Nearing the end of her long life, it was her age itself that helped provoke the headlines. But Brooke Astor, who died Monday Aug. 13, 2007 at the age of 105, was well known for many years for her civic leadership, her philanthropy and her style. In this photograph -- taken in 1997 -- she was 95 years old.
Even as a centagenarian, Brooke Astor was often seen out on the town. Here ,she attends the opening of the play "I Am My Own Wife" on Dec. 3, 2003 in New York City.
Brooke Astor stands in front of a portrait of her late husband, Vincent Astor(1891-1959). Astor was her third and final husband, the only son of Titanic victim Colonel John Jacob Astor IV, and heir to the famous Astor fortune. They were married in 1953, six years before he died -- leaving her a widow (for the second time) at age 57.
In 1959, Brooke Astor enters surrogate court in Poughkeepsie, N.Y., during a dispute with some of Astor's relatives.

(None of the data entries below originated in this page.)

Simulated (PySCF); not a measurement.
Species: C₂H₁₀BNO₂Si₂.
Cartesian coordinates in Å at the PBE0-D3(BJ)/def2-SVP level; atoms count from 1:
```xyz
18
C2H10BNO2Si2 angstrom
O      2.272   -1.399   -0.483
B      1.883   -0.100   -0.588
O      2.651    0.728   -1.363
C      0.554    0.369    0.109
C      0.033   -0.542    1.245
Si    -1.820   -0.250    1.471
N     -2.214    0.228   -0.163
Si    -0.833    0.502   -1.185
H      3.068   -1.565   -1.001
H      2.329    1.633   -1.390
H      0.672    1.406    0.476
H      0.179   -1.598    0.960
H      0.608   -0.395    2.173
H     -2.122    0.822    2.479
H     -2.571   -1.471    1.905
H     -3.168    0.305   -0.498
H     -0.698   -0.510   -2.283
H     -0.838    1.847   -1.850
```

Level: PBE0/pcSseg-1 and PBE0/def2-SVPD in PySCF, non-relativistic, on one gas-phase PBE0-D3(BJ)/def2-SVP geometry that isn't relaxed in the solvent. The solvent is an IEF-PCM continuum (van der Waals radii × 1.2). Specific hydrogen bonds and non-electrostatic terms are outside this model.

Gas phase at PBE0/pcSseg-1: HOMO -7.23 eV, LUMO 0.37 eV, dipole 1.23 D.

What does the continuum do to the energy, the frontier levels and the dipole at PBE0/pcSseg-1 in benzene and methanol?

For the next half century, Brooke Astor gave away some $200 million, much of it to New York's "crown jewels," such as the New York Public Library. Here she is at the library in 2001, with the other recipients of the first Andrew Carnegie Medals of Philanthropy Awards ceremony. From left are George Soros, David Rockefeller, Irene Diamond, William Gates III, Brooke Astor and, at the back, Ted Turner.
For many years, there were few people more admired, or more fashionable, than Brooke Astor. First Lady Nancy Reagan, right, presents Mrs. Astor with an award from the Council of Fashion Designers of America, as designer Oscar de la Renta looks on at New York's Metropolitan Museum of Art on Jan. 11, 1988.
She was at ease with national and international figures, such as United Nations Secretary General Javier Perez de Cuellar. In this Feb. 15, 1991 photo, Astor presents him with the Citizens Committee for New York City's "New Yorker for New York" award.
Here she is being escorted by former secretary of state Henry Kissinger from private funeral services in New York for William S. Paley, on Oct. 29, 1990.
But Brooke Astor's philanthropies included many humble ones. Here she is on Oct. 10, 1989, celebrating the 50th anniversary of "Little Toot" by Hardie Gramatky by reading the book to children from P.S. 59 in New York.
Brooke Astor's good friend Annette de La Renta, here shown in a social event at the White House, played a role in the waning days of Astor's life. In court papers, Astor's grandson accused his father of neglecting and exploiting her, and asked that he be removed as her guardian. In 2006, a settlement was announced in which de la Renta and JPMorgan Chase would be her guardians.
Despite the circumstances of her last few years, Brooke Astor will most likely be remembered most for her philanthropy. She liquidated the Vincent Astor Foundation in 1997, having made a solid impact on such institutions as the International Rescue Committee, the Fresh Air Fund, the Lighthouse for the Blind and, perhaps above all, her beloved New York Public Library.